The veil of secrecy was finally lifted over the weekend, and Moscow permitted
scientists from the nearby Novosibirsk Institute of Geology and Mineralogy to
talk about it with Russian journalists.
According to the official news agency, ITAR-Tass, the diamonds at Popigai are
"twice as hard" as the usual gemstones, making them ideal for industrial and
scientific uses.
The institute's director, Nikolai Pokhilenko, told the agency that news of
what's in the new field could be enough to "overturn" global diamond markets.
"The resources of super-hard diamonds contained in rocks of the Popigai
crypto-explosion structure, are by a factor of ten bigger than the world's all
known reserves," Mr. Pokhilenko said. "We are speaking about trillions of
carats. By comparison, present-day known reserves in Yakutia are estimated at
one billion carats."
The type of stones at Popigai are known as "impact diamonds," which
theoretically result when something like a meteor plows into an existing diamond
deposit at high velocity. The Russians say most such diamonds found in the past
have been "space diamonds" of extraterrestrial origin found in meteor craters.
They claim the Popigai site is unique in the world, thus making Russia the
monopoly proprietor of a resource that's likely to become increasingly important
in high-precision scientific and industrial processes.

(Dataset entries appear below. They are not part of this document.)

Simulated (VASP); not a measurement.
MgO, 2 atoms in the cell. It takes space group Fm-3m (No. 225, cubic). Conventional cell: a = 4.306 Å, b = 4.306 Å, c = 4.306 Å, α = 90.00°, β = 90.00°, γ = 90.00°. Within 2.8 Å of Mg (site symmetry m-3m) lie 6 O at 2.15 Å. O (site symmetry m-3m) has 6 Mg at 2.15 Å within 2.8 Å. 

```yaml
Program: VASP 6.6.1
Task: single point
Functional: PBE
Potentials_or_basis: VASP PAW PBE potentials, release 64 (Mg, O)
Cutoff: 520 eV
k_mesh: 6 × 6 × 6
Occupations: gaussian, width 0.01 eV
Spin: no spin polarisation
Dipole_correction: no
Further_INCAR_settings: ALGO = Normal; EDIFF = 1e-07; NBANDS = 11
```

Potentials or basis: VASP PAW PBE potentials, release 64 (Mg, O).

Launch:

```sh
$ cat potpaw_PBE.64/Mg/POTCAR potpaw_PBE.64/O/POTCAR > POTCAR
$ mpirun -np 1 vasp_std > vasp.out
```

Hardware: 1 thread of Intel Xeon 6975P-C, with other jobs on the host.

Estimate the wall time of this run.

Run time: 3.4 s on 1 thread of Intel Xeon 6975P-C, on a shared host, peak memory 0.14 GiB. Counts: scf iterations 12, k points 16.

"The value of impact diamonds is added by their unusual abrasive features and
large grain size," Pokhilenko told Tass. "This expands significantly the scope
of their industrial use and makes them more valuable for industrial purposes."
Russian scientists say the news is likely to change the shape of global diamond
markets, although the main customers for the super-hard gems will probably be
big corporations and scientific institutes.